WASHINGTON — Could the proposed change to the food stamp program make more than 500,000 school children no longer automatically eligible for free lunches? One lawmaker says yes.
Rep. Bobby Scout, D-Va., says that the proposal submitted by the U.S. Department of Agriculture did not account for the estimated half-million children who automatically get free meals at school due to their eligibility for food stamps, NBC News reported.
Right now, if a family gets food stamps, the students are automatically enrolled in a federal program that gives them free breakfast and lunch while at school. But the USDA has proposed to raise the requirement for food stamps and take into account savings and other assets, CNN reported last week. The requirement changes could remove more than 3 million from the Supplemental Nutrition Assistance Program, or SNAP, the official name for food stamps.
Scott, who is the chair of the House Committee on Education and Labor, penned a letter to US Agriculture Secretary Sonny Perdue, asking that the USDA spell out how many children could be impacted by the SNAP program change.
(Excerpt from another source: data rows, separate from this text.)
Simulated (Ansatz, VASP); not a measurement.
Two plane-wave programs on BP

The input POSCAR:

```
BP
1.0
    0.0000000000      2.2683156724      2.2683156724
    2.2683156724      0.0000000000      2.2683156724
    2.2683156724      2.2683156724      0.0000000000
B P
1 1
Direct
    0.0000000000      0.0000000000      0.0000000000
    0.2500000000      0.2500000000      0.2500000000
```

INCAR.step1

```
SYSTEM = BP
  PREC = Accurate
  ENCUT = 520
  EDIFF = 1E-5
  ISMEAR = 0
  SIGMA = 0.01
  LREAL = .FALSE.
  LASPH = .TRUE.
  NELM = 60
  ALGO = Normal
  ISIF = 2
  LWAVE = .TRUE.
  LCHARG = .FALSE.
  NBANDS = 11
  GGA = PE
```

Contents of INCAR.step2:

During a call between Scott's staff and USDA officials, the agency said that 93 percent of children who do get free lunch benefits would be affected, but would qualify for the reduced meal programs, paying 30 cents for breakfast and 40 cents for lunch, according to NBC News.
Families, however, would have to apply separately for the school meal benefits, instead of automatically being enrolled due to their eligibility for SNAP benefits, NBC News reported.